If there is such a thing as 'IF' in our brains and it is a useful function at all, and not something that needs to be repressed, then it follows that we should take some care as to what we put into it. For myself, also as discussed in 'Prayer', I did begin to commune with it again some years ago, not as 'Jesus' this time, but as an unnameable, transcendent 'All'. For me the practice is extremely helpful, and I credit it in part with helping me find a way from depression to a place of much greater contentment and purpose (whilst avoiding a whole lot of supernatural crap). But to any atheist readers, beyond making such statement as honestly as possible, I will not try to convince you of the practice. I will take responsibility only for putting the idea there on the table between us. You can find your own reasons to pick it up, if you do.

But to Christian readers, firstly I want to say that I understand. I really do understand how real and unarguable Jesus is to you. So much so that I fear that this effort is vain. But there is a way to a transcendent, universal (non-idolatrous) God, through your man, that does not involve cold turkey. Jesus, according to your text, offered himself to you as a way to 'the father'. Ask him to show you the way ("and it shall be given"). I note that Jesus preached no 'trinity', which was developed a long time afterward, and had no conception of anything but one (Jewish) transcendent god. Jesus may have referred to his 'father', but he also referred to us all as God's children. And it was Jesus' footsteps we are asked to follow in, not God's; we are asked to follow them to God. Finally, there have been many Christians in history, including early Jewish Christians, that saw Jesus as saviour without seeing him as God. It's just plausible that the Roman Church got some of those massive repressions of 'heresy' wrong, after all.

I am obliged, unfortunately, to further confuse the issue with a digression because obviously the term 'father' is completely inadequate today as a term for a transcendent god. It's quite clearly a metaphor, in that no one thought that God inseminated their mothers (Jesus's aside). And it's an understandable metaphor (as are the terms 'Lord' and 'King') in a society that knows only patriarchy and monarchy as sources of power and authority. In short 'God' was gendered male because power was gendered male.
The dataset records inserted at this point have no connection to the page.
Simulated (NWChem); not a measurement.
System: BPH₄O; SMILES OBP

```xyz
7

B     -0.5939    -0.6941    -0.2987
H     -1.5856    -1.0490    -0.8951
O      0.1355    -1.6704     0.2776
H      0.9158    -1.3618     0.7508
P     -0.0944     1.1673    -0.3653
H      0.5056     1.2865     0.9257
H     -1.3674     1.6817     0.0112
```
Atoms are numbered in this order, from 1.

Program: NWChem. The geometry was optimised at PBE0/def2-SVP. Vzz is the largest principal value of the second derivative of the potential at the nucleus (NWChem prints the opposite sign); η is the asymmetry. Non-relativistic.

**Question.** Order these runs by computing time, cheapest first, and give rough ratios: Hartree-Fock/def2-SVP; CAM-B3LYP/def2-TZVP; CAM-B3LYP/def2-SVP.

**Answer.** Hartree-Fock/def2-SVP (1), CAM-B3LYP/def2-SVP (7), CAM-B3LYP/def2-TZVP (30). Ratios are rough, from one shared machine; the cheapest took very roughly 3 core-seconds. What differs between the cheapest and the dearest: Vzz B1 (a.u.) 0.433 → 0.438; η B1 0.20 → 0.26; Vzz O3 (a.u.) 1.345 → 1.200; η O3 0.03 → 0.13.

It was still a mistake for that ancient reason, idolatry. As soon as God is gendered we have the beginnings of carved features in our conception of God, which mocks God and will divide us every time. But at least, in the ancient world, it was understandable. In an age when monarchies and patriarchies no longer dominate the social landscape, "Father", "Lord" and "King", even as metaphors, have become grave limitations on our conception of the divine. Let's note as an aside that "Mother" is not philosophical progress, but merely reaction.

I have a lot of respect for those I call "Christians". The quotations are to indicate that the term requires definition before we might say whether we have any respect for it or not. Many feel obliged to remind us of the hypocrisy that Christians are capable of, or the innumerable horrible, bigoted and violent episodes in church history. But I also note many Christians speaking up for decency and tolerance, for gay marriage for example, and for refugees, and against war and corruption, clearly motivated by their religion. And I see them helping people in need.

I'm thinking that perhaps there is a sort of objective, technical definition of 'Christian' that we might use, as Jesus appears to suggest when he states that we "shall know them by their fruits". According to this text (Matthew 7), self-identity - whether a person actually calls Jesus, "Lord, Lord" - is not a basis for defining what a Christian is. It's what they do which defines them, which might make Mahatma Gandhi or even Christopher Hitchens more of a Christian, in this technical sense, than many who give themselves the title. This definition will have to wait till next week, when I try to grapple with Jesus' philosophical contributions - his message - but for now I want to note that my respect for the Jesus cult is real even as I wish more Christians focussed upon Jesus' message rather than esoteric theology, miracles or Jesus as a substitutionary blood atonement for our mistakes.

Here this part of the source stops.